29 January 2020

Investing in energy conservation can give significant additional benefits to a company, sometimes as significant as the energy saving itself. At the same time, the work companies carry out to reduce energyconsumption differ greatly. These are the conclusions of new research at LiU.

Josefine Rasmussen, PhD-student Business Administration Josefine Rasmussen, Linköping University. Photo credit: Mikael Sönne

One industry – large differences

In her thesis Management control for sustainability - Activities and procedures for energy management in industrial companies, Josefine Rasmussen not only investigates how energy-intensive industries work to reduce energy consumption, where she takes a perspective based on control and decision-making, but also identifies various types of additional benefit and the extent to which these are included when decisions about investment are made. The thesis examines the phenomena on several levels, and considers both the strategic and the operative dimensions of energy management.

The term “energy management” describes the systematic work that industrial companies carry out to monitor and reduce energy consumption. One of the four articles in the thesis examines three energy-intensive Swedish companies in the pulp and paper industry, and reveals both similarities and differences in the control activities and procedures and how they are used for energy management.

“All three companies work in the pulp and paper industry, and are subject to the same legal requirements and other preconditions. Even so, there are large differences, which turned out to be larger than I expected”, says Josefine Rasmussen.

Not just an expense

One of the aspects in which the differences arise is the extent to which energy consumption is seen either as a strategic sustainability issue for the complete company or as a “special interest”. In the latter case, it does not permeate the thinking of the organisation, nor is it well-supported. This affects the role that energy questions play in the company management, and the organisational support that the responsible bodies enjoy. The latter may be, for example, steering groups and committees that work with energy issues.
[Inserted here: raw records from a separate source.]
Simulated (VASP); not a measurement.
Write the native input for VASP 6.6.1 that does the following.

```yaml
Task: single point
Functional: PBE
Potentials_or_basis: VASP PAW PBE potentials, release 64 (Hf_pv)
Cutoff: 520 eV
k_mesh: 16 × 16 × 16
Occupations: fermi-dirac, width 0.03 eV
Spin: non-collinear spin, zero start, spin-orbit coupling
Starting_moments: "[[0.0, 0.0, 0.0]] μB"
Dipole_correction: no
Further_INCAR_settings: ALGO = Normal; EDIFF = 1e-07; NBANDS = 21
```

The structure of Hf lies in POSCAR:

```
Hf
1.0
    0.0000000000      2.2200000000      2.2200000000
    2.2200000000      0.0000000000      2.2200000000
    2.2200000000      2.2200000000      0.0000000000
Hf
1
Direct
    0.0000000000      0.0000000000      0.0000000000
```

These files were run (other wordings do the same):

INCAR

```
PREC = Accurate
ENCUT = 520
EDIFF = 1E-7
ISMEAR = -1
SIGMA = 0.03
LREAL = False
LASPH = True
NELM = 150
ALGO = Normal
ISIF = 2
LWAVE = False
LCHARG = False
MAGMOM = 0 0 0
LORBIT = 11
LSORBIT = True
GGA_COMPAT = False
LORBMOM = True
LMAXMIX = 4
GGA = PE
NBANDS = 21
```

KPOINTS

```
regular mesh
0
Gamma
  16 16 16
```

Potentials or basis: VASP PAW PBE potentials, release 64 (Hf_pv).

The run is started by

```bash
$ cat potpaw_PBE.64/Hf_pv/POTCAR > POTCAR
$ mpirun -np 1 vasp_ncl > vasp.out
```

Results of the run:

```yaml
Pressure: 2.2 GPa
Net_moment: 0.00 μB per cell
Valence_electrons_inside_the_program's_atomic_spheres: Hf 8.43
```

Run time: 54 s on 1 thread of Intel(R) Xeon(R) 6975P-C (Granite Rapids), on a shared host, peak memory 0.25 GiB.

“I see the organisational support functions as key. They ensure that the questions gain more importance and power, not least in correlation with investment, which can often be substantial. They also enable companies to work proactively and not simply react to external demands.”

What causes the differences?

“It’s difficult to say. Energy consumption is a large variable cost, and all companies are very interested in reducing it. But one factor is whether one sees energy only as a cost or as an important factor in the full sustainability strategy of the company.”

Several important additional benefits

Josefine Rasmussen presents a literature study and two empirical articles in which she investigates the positive secondary effects that can arise when energy conservation measures are taken, and the extent to which they are included in the support information when important investment decisions are made. Such additional benefits may be, for example, an improved work environment, higher productivity and lower maintenance costs. The studies show there may be different reasons for including additional benefits when considering investment, such as making the investment calculation more positive.

Josefine Rasmussen, PhD-student in Business Administration

In one case, certain additional benefits were included when making a strategic investment of around a billion Swedish crowns. Other benefits were excluded.

“Maintenance, emissions and productivity were included, but not improvements to the work environment. The latter can be difficult to calculate, which may be an explanation for its omission. Or there may be strategic reasons to include certain additional benefits in some cases and not in others”, says Josefine Rasmussen.

From a sustainability perspective, it’s important that as many additional benefits as possible are included in the support information used when considering investment. The thesis presents a framework in which additional benefits can be categorised, making it easier to include them.

“All companies have a limited budget, and every investment must be weighed against others. Everything that strengthens the case for investment in lower energy consumption is important”, says Josefine Rasmussen.

“The opposite is also true: it is important that energy and sustainability issues are considered when making strategic decisions in other areas. In this perspective, lower energy consumption itself becomes a positive additional benefit.”